Seeing no evil is an immoral policy
Suppose that somewhere in the world a repressive regime was not merely slaughtering practitioners of a peaceful religion but selling their organs. Should we try to do something? Besides ignoring it because they’re good trading partners, I mean? The answer is not as obvious as it might seem. We may be unable to intervene in the internal affairs of other countries even when they need it very badly. But we cannot avoid the issue; there are credible accusations that China is not only harassing and imprisoning practitioners of Falun Gong, but murdering them and then harvesting their corneas, kidneys and other organs for sale to those needing transplants.
I know it sounds too horrible to be true, and maybe it isn’t true. But the past century taught us that nothing is too horrible to be true. And respected former Canadian MP David Kilgour and B’nai Brith senior counsel David Matas have produced enough evidence (see their report at organharvestinvestigation.net/ report0701/report20070131-eng.pdf) to command our attention.
Or so you’d think. But when I checked out the Falun Gong protest this Monday against the official visit to Canada of Chinese commerce minister Bo Xilai, I found nobody there but Falun Gong practitioners. No press, no activists, no politicians. What’s going on? A few voices have been raised; on Wednesday, Ottawa rabbi Reuven Bulka and others called for a boycott of the Beijing Olympics. This newspaper has had stories, editorial commentary and a column by Donna Jacobs. But with a few other noble exceptions, there has been silence. Where is Amnesty International or the NDP?

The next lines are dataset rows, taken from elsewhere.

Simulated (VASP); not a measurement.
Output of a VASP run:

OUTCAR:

It is, of course, possible to deny that China is repressive, let alone guilty of such atrocities. As did a May 28 Citizen letter to the editor of exactly the oleaginous sort habitually penned by diplomats from tyrannical regimes. But the rest of us know about Tiananmen Square, the lao gai (China’s gulag) and much else besides. Pretending we don’t is no solution.
Granting that China is repressive does not automatically mean we should try to do something about it. For starters, if you believe governments derive their legitimate powers from the consent of the governed, then our government only has the right to interfere in the domestic affairs of China, however horrendous, if we citizens of Canada delegate that right to it. Which we can only do if we possess it.
Maybe we do. We clearly do not have the permission of the inhabitants of China to arrange their affairs for them on an ongoing basis. But if we are at bottom our brother’s keepers, then when things are sufficiently horrible we might have the right, even the duty, to try to help. Also, because historically tyrannies have proved more aggressive than democracies, our undoubted right of self-defence may authorize us to act against foreign repression.
In either event, we could then delegate those rights to our government. But granting that we have the right to intervene does not mean it would necessarily be prudent to try. If we lack the power to overthrow tyrants or bring them to heel, empty threats and ineffective blows may simply provoke them into even greater belligerence, repression or both.
As Richard Nixon was rightly wont to stress, trying to frustrate a tyrant’s foreign policy goals rarely directly threatens his regime; targeting his domestic political arrangements necessarily does. And he will respond accordingly.
These are serious issues deserving serious discussion. Far more serious, indeed, than they have received. The sophisticated columnists recently hectoring the Harper government for irritating the Chinese over human rights at the expense of trade did not then praise the government for welcoming Minister Bo. They ignored the visit. As far as I can tell, only CanWest newspapers, including this one, even ran news stories about his being served with legal papers over his alleged role in repression.
I repeat that it is not entirely obvious what should have been said or done. Can one refuse to have commercial dealings with a repressive regime? How repressive must it be? Does prudence require circumspection if the regime is powerful? Should we boycott the 2008 Olympics? Throw out the ambassador? Close down the state-sponsored Confucius Institutes sprouting in Canadian academic organizations? Or merely insist quietly that Beijing not send particularly provocative visitors on official business?
All these are important questions. I have warned and still warn against facile attempts to remake the world. But I am flabbergasted that people would studiously ignore the issue, or say it doesn’t matter if money is soaked in blood provided there’s a big enough pile of it.